I consider AGI in the next 10-15 years fairly unlikely, but it might be worth having FAI half-solutions by then, just in case. Unfortunately I don't really know a good way to make half-solutions. I would like to hear if you have a plan for making these.
The first computer was designed by Babbage who was mostly interested in practical applications (although admitedly it was never built.) 100 years later Konrad Zuse developed the first working computer and was also for practical purposes. I'm not sure if he was even aware of Turing's work.
Not that Turing didn't contribute anything to the development of computers, but I'm not sure if it's a good example of theory preceding practice.
In AI in general this seems to be the case. Neural networks have been around forever, but they keep making progress every time computers get a bit faster. For the most part it's not like scientists have invented good algorithms and are waiting around for computers to get fast enough to run them. Rather the computers get a bit faster and then it drives a new wave of progress and lets researchers experiment with new stuff.
Forgive me if I'm mistaken, but is AIXI really that novel? From a theoreticians point of view maybe, but from the practical side of AI it's just a reformulation of reinforcement learning. MC AIXI is impressive because it works at all, not because there aren't any other algorithms that can learn to play pac man.

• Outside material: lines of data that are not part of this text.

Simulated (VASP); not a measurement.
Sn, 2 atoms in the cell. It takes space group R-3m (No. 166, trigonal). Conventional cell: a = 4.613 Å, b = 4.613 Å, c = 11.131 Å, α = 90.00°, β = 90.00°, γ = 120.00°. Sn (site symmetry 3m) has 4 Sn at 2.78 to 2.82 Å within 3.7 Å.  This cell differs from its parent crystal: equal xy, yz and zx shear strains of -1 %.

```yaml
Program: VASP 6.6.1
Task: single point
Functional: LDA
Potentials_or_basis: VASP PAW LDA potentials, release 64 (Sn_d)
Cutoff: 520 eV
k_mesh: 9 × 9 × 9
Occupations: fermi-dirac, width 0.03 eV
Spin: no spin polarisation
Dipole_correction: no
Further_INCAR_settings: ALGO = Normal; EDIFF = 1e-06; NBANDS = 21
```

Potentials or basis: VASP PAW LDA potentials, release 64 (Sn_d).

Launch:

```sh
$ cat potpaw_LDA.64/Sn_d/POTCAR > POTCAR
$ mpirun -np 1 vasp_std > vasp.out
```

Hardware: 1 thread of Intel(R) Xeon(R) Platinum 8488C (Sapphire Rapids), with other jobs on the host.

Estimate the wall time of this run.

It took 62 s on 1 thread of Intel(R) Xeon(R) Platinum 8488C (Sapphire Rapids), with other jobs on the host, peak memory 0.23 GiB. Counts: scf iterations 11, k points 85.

One way to fix the lack of historical perspective is to actively involve engineers and their projects into the MIRI research agenda, rather than specifically excluding them.
Regarding your example, Turing hardly invented computing. If anything that honor probably goes to Charles Babbage who nearly a century earlier designed the first general computation devices, or to the various business equipment corporations that had been building and marketing special purpose computers for decades after Babbage and prior to the work of Church and Turing. It is far, far easier to provide theoretical backing to a broad category of devices which are already known to work than to invent out of whole cloth a field with absolutely no experimental validation.
The first statement is trivially true: everything is easier on a hypercomputer. But who cares? we don't have hypercomputers.
The second statement is the real meat of the argument -- that "it's hard to say much about the [tractable FAI] if we haven't made steps towards solving the [uncomputable FAI]." While on the surface that seems like a sensible statement, I'm afraid your intuition fails you here.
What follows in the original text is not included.